Here’s my recipe for an easy sheet pan dinner with savory sausage and veggies.
I use sweet potatoes and Brussels sprouts, but you can switch it up and use whichever veggies you’d like. I’ve also tried it with regular potatoes and zucchini. Definitely prefer sweet potatoes and Brussels sprouts.
INGREDIENTS:
- 1 turkey kielbasa sausage
- 1 medium-sized sweet potato, peeled and cubed
- 1/2 pound Brussels sprouts, cut in half
- 2 tbsp extra-virgin olive oil, divided
- 1 tbsp balsamic vinegar
- 1/2 tsp thyme
- salt & pepper to taste
TO MAKE IT:
- Preheat the oven to 375 degrees F. Lightly grease a baking sheet with non-stick spray.
- Drizzle 1 tbsp of EVOO over the sweet potatoes, then season with salt, pepper and thyme. Toss to coat, and then arrange them on the prepared baking sheet.
- Toss Brussels sprouts in the remaining EVOO, balsamic vinegar, salt and pepper. Arrange them on the baking sheet next to sweet potatoes.
- Bake veggies for 10-11 minutes.
- While the veggies are baking, slice the sausage into 1/2-inch pieces. Season if you wish, but it’s not necessary.

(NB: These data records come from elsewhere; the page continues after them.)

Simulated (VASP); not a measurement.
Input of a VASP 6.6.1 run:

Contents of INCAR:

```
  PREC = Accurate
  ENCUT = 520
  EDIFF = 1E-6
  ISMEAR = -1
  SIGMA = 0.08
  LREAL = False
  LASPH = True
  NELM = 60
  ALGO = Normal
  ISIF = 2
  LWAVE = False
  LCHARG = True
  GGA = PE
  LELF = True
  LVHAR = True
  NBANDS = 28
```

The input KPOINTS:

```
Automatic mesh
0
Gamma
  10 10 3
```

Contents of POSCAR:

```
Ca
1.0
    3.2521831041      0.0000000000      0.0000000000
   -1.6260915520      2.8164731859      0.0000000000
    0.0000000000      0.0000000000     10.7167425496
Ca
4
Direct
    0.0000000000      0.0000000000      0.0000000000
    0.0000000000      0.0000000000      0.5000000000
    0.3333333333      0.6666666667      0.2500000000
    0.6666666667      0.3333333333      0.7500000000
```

- Add sausage to the sheet pan with veggies, and bake for another 10-12 minutes. Toss/flip halfway through, if desired, for a more even roast.
- Serve over rice if desired, or enjoy by itself.
This makes a great meal in itself, or it can be done as a side dish with a bigger meal. It also makes enough for 2-3 days of leftovers.
Have you ever made a sheet pan dinner? What’s your favorite?